From what I've seen the paper makes several familiar arguments which I'll refute briefly. I could go into book-level detail about each one, but I'll keep it simple since this is just an internet posting. (In my spare time I actually am working on a related book.)
- Foreign cars good, US cars bad: If it were this simple, I would not have owned three fairly modern Mopars with 200k+ miles on them without major repairs before two were stolen and one was sold. A forth is in my driveway with 232,000 miles. A friend has a Corolla that just lost 1/2 its compression after 112k miles. Honda/Acura transmissions. Nissan Titan. Mazda rotary engines. Additionally, many foreign products simply miss their mark. Scion. Toyota Echo. Nissan Cube. Honda Crosstour. However, US manufacturers share of the US market continues to drop like a rock. Although the real reason is very complex, this is a simple truth that cannot be ignored.

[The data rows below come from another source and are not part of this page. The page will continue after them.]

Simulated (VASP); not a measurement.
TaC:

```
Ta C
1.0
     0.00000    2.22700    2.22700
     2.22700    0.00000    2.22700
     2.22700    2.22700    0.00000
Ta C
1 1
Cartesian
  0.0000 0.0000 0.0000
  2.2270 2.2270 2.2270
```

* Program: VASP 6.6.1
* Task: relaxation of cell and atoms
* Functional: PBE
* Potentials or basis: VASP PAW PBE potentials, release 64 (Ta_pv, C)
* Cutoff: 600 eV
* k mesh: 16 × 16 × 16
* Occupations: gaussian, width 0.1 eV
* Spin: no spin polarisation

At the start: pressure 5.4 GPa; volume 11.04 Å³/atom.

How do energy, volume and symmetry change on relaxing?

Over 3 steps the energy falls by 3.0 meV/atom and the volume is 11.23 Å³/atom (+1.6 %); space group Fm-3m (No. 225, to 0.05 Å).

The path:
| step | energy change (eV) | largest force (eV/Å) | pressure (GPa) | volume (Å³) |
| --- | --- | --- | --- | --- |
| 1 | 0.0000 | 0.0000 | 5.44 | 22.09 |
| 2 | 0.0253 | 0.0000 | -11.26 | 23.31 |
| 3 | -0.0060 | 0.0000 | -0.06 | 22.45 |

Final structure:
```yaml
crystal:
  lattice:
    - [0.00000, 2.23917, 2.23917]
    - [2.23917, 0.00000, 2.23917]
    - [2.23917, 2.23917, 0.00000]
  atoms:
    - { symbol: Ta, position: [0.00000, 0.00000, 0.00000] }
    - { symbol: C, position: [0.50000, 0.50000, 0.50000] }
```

- US manufacturers too dependent upon Trucks/SUVs: True statement, but again too simplistic. The US is the only nation in the world that requires all manufactures who sell more than 400,000 vehicles to comply with an arbitrary Corporate Average Fuel Economy (CAFE) standard. You want to build a 12 mpg car in Germany? Have at it... In fact, there are some examples. However their sales will be limited by the market's willingness to buy them if fuel is taxed-up to $9 per gallon. (Feel free to import them to the US since no German manufacturer sells over 300,000 units annually.) Only in the US do we require our companies to build high MPG cars on US soil, regardless of demand, while fuel is the cheapest in the world. That's like telling McDonald's that 70% of their sales must be broccoli. The loophole has always been trucks acting as surrogates for the large cars people actually want to purchase. This is a market interference the US government created 40-years ago, and refuses to address on the demand side because it is politically unpopular.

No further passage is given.